The state of Arkansas is known for a few things – its hot springs, the home of Walmart, poultry production and the nation’s only active diamond mine among them.

Two of the state’s running stores are making a strong case that Arkansas gain notoriety for something else: resilience.

In recent weeks, two Arkansas shops, Rock City Running in Little Rock and True Grit Running Company in Fort Smith, faced unexpected adversity that challenged their resolve and their respective futures. Both, however, displayed strength, resilience, and spirit and have recovered in quick time.

A Car Runs Through True Grit Running

About 11:15 a.m. on Tuesday, April 18, a car crashed through True Grit Running Company’s Rogers Avenue storefront, ripping through product displays and mannequins before stopping at a pillar in the center of the shop’s retail floor.

“The car made it into our showroom completely and with room to spare,” True Grit owner Melissa Vitale reports.

The crash shattered the store’s exterior glass, mangled window framing and damaged the showroom floor. It also sent inventory, including the store’s nutrition cart, flying toward the rear of the store.

“And our Garmin case is no more,” Vitale adds.

Soon after the crash, the fire department arrived and removed the white sedan from True Grit’s showroom. Thereafter, True Grit employees, family and friends poured into the store to assist with clean up, using the store’s rear warehouse space as a product triage area of sorts. The store’s Oofos rep visited with coffee and the local Chick-fil-A supplied an afternoon meal.

By evening, the store’s windows were boarded up, providing Vitale a small measure of peace and security amid a harrowing day. The next morning, True Grit reopened for business.

“We got right back to it, and outside of some plywood covering up a window, you wouldn’t know anything happened,” says Vitale, who worried the store might be shuttered for weeks when she first saw the wreckage.

Planning to do a spring sale at the end of April, Vitale accelerated those plans and hosted an aptly named “Doorbuster” sale starting on April 20. The sale generated the two biggest revenue days in True Grit’s seven-year history. The store’s speedy recovery proved its name a fitting one.

“While traumatic, I think the event reinvigorated us,” Vitale says. “We were able to get through this together, heal and gather new momentum and good vibes.”

A Tornado Tears Up Rock City Running

Around 2:20 p.m. on March 31, just hours after Rock City Running opened packet pickup for the Capital City Classic 10k with a line extending out the door and down the block, an EF3 tornado tore through the Little Rock store. 

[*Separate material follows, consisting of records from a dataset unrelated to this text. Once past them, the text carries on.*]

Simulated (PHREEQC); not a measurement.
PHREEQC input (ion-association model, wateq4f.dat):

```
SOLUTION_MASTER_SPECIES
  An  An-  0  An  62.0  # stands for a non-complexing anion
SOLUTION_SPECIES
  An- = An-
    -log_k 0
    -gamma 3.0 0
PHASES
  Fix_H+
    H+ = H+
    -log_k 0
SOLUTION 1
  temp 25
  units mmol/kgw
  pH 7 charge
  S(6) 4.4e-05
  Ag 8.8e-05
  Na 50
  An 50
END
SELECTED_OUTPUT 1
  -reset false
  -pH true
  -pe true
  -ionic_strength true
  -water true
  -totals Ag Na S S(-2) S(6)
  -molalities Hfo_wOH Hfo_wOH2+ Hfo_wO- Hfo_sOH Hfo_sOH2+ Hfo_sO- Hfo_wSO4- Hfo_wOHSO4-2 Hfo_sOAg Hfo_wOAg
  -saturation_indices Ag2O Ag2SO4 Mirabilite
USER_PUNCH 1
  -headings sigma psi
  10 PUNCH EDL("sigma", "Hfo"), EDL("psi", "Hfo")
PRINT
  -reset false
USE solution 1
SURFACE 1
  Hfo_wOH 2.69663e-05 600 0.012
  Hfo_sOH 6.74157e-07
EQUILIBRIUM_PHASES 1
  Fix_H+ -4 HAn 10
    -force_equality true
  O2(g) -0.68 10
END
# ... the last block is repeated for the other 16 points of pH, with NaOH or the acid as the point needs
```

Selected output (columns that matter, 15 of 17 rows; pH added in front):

Though none of the dozen or so people in the running store were seriously hurt – thanks to the noble-minded efforts of Rock City Running owner Bill Torrey and others ushering folks to safety – the twister ripped off the building’s roof and left the entire retail store a garbled mess of debris.

“We managed to get out some Garmins and the cash in the register, but everything else – the inventory, display cases, furniture — all gone,” Torrey reports.

The windows and doors of Rock City Running and its commercial neighbors have been boarded up since the devastating March 31 event while temporary fencing prohibits anyone from entering the premises. Given the extensive damage, the shopping complex is likely to be razed.

In the aftermath of the storm, Little Rock’s running community rallied around Torrey, a longtime fixture in the local running scene, and his 10-year-old retail store. On April 8, some 350 people participated in a fun run to support Rock City Running’s recovery while others made donations to the tune of more than $50,000.

“We’re fortunate and blessed,” Torrey says of the support that came his store’s way. “We have a family that’s been so supportive and couldn’t be luckier for that.”

Now, Torrey and his team are hustling to recover and reopen so they can resume serving the Little Rock community. 

Nineteen days after the tornado, Torrey signed the lease on a new storefront about a mile away from Rock City Running’s former home. He and his team continue the process of building out the space and working with vendors to secure product. Torrey hopes to reopen Rock City Running in its new home on June 1, an admittedly ambitious target.

“But we have a team of go-getters who just know how to get things done,” Torrey says. “I know we’ll be coming back even stronger.”